The project aims to understand the underlying reasons for the success and failure of data science initiatives by analyzing a collection of news articles related to Data Science, Machine Learning, and Artificial Intelligence.
- Python programming language
- Natural Language Processing
- Text cleaning
- Named Entity Recognition
- Topic Modelling
- Sentiment Analysis
1. Data Collection and Preprocessing:
- A dataset containing news articles on Data Science, Machine Learning, and AI was provided by my University that I am studying in (University of Chicago).
- Noise Cleaning :
- Lowercasing
- Removed HTML tags, URLs and web crawl remnants
- Removed punctuations and digits
- Removed symbols and non-printable characters
- Removed newlines, tabs and extra white spaces - Pre-processing :
- Removed stopwords
- Lemmatization using WordNetLemmatizer()
2. Topic Detection:
- Use topic modeling techniques to categorize articles into major themes or topics.

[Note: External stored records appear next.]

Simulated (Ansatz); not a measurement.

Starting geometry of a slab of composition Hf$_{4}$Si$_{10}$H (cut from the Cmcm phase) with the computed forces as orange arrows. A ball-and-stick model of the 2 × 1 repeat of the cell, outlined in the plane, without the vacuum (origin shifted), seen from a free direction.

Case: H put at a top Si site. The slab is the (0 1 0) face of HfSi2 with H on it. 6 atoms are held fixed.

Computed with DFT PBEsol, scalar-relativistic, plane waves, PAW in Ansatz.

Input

- Assign each article to the appropriate topic for analysis.
3. Sentiment Analysis:
- Perform sentiment analysis to determine the sentiment (positive, negative) expressed in the articles.
- Customize sentiment analysis to fit the context of data science initiatives.
4. Reasons for Failure:
- Identify articles with negative sentiment discussing failures in data science projects.
- Extract reasons for these failures, such as technology issues, data challenges, or project management problems.
5. Reasons for Success:
- Identify articles with positive sentiment discussing achivements in data science projects.
- Extract reasons for these achievements
6. Sentiment Over Time Analysis:
- Create a timeline to visualize how sentiment changes over different time periods.
- Investigate whether sentiment patterns align with specific events or technological advancements.
7. Entity Identification:
- Use Named Entity Recognition to identify organizations, people, and locations mentioned in the articles.
- Compile a list of these entities for further analysis.
8. Targeted Sentiment Analysis:
- Analyze the sentiment associated with specific entities mentioned in the articles.
- Determine how organizations and people are portrayed in the context of data science projects.
9. Insights and Recommendations:
- Analyze the reasons for failure and success to extract insights.
- Develop actionable recommendations to enhance the success rates of data science initiatives.